‘Magical’ swords on display

Magic swords at the Guildhall
Magic swords at the Guildhall

MYSTERIOUS swords from the 13th and 14th centuries that were discovered at the bottom of the River Witham have gone on display at Boston’s Guildhall Museum.

The two artefacts were marked with ‘magical’ inscriptions that, as yet, have bamboozled experts.

The best guess is that the swords were dressed to give them ‘magical properties’ – such as the powers to beat a foe and endow the sword with the life force energy of their opponents.

It is possible that the inscriptions were not visible when they were made but have been unveiled after centuries of decay.

Questions also surround the swords’ discovery, as they were close together at the bottom of the river near Bardney.

One suggestion is that they were placed in the water as an offering to the Gods.

Old Leake ring

Old Leake ring

At that time, the Witham was the ‘motorway’ of the day between Boston and Lincoln, so the swords’ owners may have been from this area.

The swords are iron double-edged with a groove running down the greater part of the blade.

One has a straight hand guard and a wheel pommel. The other is similar but with a large flat disc-shaped pommel.

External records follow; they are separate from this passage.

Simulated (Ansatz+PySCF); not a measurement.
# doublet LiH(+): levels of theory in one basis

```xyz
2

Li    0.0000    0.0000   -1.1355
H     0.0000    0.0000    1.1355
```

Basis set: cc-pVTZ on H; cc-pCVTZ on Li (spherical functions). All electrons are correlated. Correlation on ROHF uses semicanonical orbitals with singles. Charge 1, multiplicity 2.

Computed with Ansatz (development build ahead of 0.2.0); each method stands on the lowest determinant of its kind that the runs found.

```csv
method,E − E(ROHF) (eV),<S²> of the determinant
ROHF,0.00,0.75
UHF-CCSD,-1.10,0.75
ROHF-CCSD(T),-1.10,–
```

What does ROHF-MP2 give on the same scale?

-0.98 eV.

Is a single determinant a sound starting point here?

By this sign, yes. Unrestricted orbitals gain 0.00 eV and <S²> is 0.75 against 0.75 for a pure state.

When found, this sword was broken and it was crudely welded together by a blacksmith which has caused damage to an inscription.

The swords are on loan from Lincolnshire County Council’s The Collection.

Also new on display are golden rings from the late 16th or 17th centuries.

One was found at Frampton and is in the form of a garter with buckle and strap the other is a gold signet finger ring found at Old Leake.

It is medieval and has a personal seal with inscriptions around the bezel.  

It has a border of incised crosses/lattice decoration around the ring and seal. These are also on loan from The Collection.

Fighting knights wade into battle at the Guildhall today (Wednesday) and tomorrow.

The Knights of Skirbeck will appear in full armour to showcase life among 14th century knights.

Displays will take place in the museum before they engage in combat on the lawn at next-door Fydell House.

They will be at the museum and Fydell House from 10.30am to 3.30pm, last admission 
3pm. Admission to both venues is free.